Is there a way to get a more detailed/verbose description of the error so I can debug? Or does anybody know what Return code = 4 represents in the autotvm context?

Thanks,

1 Like

The error is https://github.com/dmlc/tvm/blob/3a1bb8c7d4ce8ef5a0b15964a08bc583fab17459/src/runtime/rpc/rpc_session.h#L31, kShutdown. If I remember correctly I’ve hit this in the past when my kernel had bugs that could cause crashes/segfaults (via out of bounds accesses, etc). One trick is to fix a failing instantiation (i.e. here tile_h = 14, tile_w = 7), and then just run it locally (or remote via tvm RPC) and see what errors you get.

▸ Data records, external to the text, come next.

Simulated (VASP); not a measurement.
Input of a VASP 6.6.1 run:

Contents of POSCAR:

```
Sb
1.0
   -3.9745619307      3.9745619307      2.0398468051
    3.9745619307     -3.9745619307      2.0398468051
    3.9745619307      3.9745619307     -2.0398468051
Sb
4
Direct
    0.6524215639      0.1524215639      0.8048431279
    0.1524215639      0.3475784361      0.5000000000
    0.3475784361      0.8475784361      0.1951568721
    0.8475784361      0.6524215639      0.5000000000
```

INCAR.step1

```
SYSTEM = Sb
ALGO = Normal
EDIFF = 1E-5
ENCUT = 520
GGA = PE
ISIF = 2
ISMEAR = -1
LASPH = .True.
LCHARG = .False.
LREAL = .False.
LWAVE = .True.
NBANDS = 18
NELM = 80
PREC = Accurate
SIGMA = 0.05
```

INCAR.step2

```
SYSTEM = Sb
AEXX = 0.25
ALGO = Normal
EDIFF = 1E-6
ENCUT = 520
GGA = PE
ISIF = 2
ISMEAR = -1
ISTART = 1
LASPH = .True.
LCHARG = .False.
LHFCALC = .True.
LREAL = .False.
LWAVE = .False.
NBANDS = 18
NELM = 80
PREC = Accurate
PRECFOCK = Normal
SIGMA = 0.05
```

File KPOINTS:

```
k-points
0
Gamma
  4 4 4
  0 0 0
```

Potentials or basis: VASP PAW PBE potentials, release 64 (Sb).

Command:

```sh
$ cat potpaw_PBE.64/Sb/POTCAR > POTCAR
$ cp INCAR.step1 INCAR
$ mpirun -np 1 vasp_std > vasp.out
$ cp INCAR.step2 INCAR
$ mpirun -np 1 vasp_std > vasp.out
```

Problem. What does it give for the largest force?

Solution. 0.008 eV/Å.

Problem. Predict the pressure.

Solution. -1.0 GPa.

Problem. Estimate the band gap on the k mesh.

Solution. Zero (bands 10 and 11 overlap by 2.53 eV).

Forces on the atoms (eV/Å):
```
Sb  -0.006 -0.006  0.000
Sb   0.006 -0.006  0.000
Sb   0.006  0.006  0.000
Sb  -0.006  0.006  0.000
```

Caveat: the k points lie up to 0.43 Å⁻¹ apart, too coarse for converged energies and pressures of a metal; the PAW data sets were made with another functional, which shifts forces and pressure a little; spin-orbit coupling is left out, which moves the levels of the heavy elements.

I’ve also hit this when I set the number argument in the runner too high

Thanks for valuable suggestions. I figured out the problem in my case. The code generated by my schedule with default optimizations takes too long to run and the process gets killed by autotvm.LocalRunner with its default timeout. I increased the timeout and it works as expected.

measure_option = autotvm.measure_option(builder=autotvm.LocalBuilder(), runner=autotvm.LocalRunner(number=5, timeout=100))

Hope this helps someone.

5 Likes

Note, I have also encountered this issue a couple of times. It had come from the versions of tvm on the host and the device being different. It was fixed by ensuring that they are the same commit.

1 Like

Hi currently I encounted the same error_no 4 but will a lot of RPC backtraces, here is the log.

No: 1 GFLOPS: 0.00/0.00 result: MeasureResult(costs=(RuntimeError('Traceback (most recent call last):\n [bt] (5) /home/huangt/MyWork/for_tvm/tvm/build/libtvm.so(TVMFuncCall+0x61) [0x7fdb6d17ef41]\n [bt] (4) /home/huangt/MyWork/for_tvm/tvm/build/libtvm.so(+0x1b71972) [0x7fdb6d1a7972]\n [bt] (3) /home/huangt/MyWork/for_tvm/tvm/build/libtvm.so(tvm::runtime::RPCWrappedFunc::operator()(tvm::runtime::TVMArgs, tvm::runtime::TVMRetValue*) const+0x274) [0x7fdb6d1aa1f4]\n [bt] (2) /home/huangt/MyWork/for_tvm/tvm/build/libtvm.so(tvm::runtime::RPCClientSession::CallFunc(void*, TVMValue const*, int const*, int, std::function<void (tvm::runtime::TVMArgs)> const&)+0x57) [0x7fdb6d1bd087]\n [bt] (1) /home/huangt/MyWork/for_tvm/tvm/build/libtvm.so(tvm::runtime::RPCEndpoint::CallFunc(void*, TVMValue const*, int const*, int, std::function<void (tvm::runtime::TVMArgs)>)+0x39c) [0x7fdb6d1b435c]\n [bt] (0) /home/huangt/MyWork/for_tvm/tvm/build/libtvm.so(dmlc::LogMessageFatal::~LogMessageFatal()+0x61) [0x7fdb6c2e9d61]\n File "/home/huangt/MyWork/for_tvm/tvm/src/runtime/rpc/rpc_endpoint.cc", line 81'),), error_no=4, all_cost=0.8075673580169678, timestamp=1617869857.029351) [('reorder_sparse_conv', (1, 0))],None,1

Could you please share some debug tips for this issue ? Many thanks.